Greg Harrold became an organbuilder almost by accident. Job seeking after high school, Greg was looking through the yellow pages and noticed a listing for an organbuilder, Abbott & Sieker in West Los Angeles. As an amateur musician, organbuilding intrigued him, and he interviewed and was hired as their pipe maker in July of 1974.
In six months he was convinced that he could make a career as an organbuilder. He started to design and build an organ in his spare time in order to explore every aspect of the craft. Three years later this little organ, his Opus 1, was making music.
It attracted the attention and admiration of music faculty at both UCLA and at UC Berkeley. They suggested that he expand his training by working at another workshop. Greg began work for John Brombaugh in 1978 in Eugene, Oregon, where he learned to make reed pipes. Also, Greg was exposed to a style of organbuilding strongly informed by the research of antique organs.
After a first trip to Europe in 1978 Greg became even more convinced that making new organs based on techniques used in antique organs would be his method.
Returning to Los Angeles, Greg opened his own workshop in April of 1979 with a job to repair one of the antique organs in the collection at UC Berkeley. Subsequent research trips to Europe and the construction of new organs continued to educate and enrich his organbuilding knowledge and skill. Occasionally hiring help, but primarily working alone, Greg continued in his small West Los Angeles shop to design and build organs for twenty-four years.

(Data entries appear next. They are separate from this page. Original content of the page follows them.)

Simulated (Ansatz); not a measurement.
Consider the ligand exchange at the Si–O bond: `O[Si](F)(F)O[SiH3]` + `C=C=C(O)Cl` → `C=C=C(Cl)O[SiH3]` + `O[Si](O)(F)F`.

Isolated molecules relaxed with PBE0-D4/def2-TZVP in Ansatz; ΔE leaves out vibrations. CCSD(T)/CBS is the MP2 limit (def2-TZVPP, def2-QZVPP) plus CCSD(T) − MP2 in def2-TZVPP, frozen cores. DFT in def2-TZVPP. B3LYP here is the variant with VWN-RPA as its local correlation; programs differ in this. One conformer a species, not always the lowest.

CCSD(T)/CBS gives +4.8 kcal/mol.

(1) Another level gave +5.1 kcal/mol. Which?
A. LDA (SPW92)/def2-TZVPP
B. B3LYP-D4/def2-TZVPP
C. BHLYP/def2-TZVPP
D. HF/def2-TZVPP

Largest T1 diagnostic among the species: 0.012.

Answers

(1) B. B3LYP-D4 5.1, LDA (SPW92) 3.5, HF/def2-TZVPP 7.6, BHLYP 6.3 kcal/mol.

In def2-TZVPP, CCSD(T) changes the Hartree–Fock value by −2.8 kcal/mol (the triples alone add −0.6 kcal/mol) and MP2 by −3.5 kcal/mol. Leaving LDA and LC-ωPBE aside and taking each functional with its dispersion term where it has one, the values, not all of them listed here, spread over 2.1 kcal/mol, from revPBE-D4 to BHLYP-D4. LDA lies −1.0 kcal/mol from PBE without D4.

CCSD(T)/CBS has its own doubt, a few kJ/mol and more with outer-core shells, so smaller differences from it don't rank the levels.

His Opus 11 at UC Berkeley was built accurately in the style of organs built in the Aragón region of Spain in the late seventeenth century. The rest of the organs he has built were strongly influenced by seventeenth and eighteenth century North European organs.
Greg Harrold's unique combination of old world techniques and artistry, historical expertise, fine carpentry skills, and refined voicing talent makes each of the Harrold organs a jewel.
He closed his shop in 2003 due to disability but maintains an active interest in organbuilding.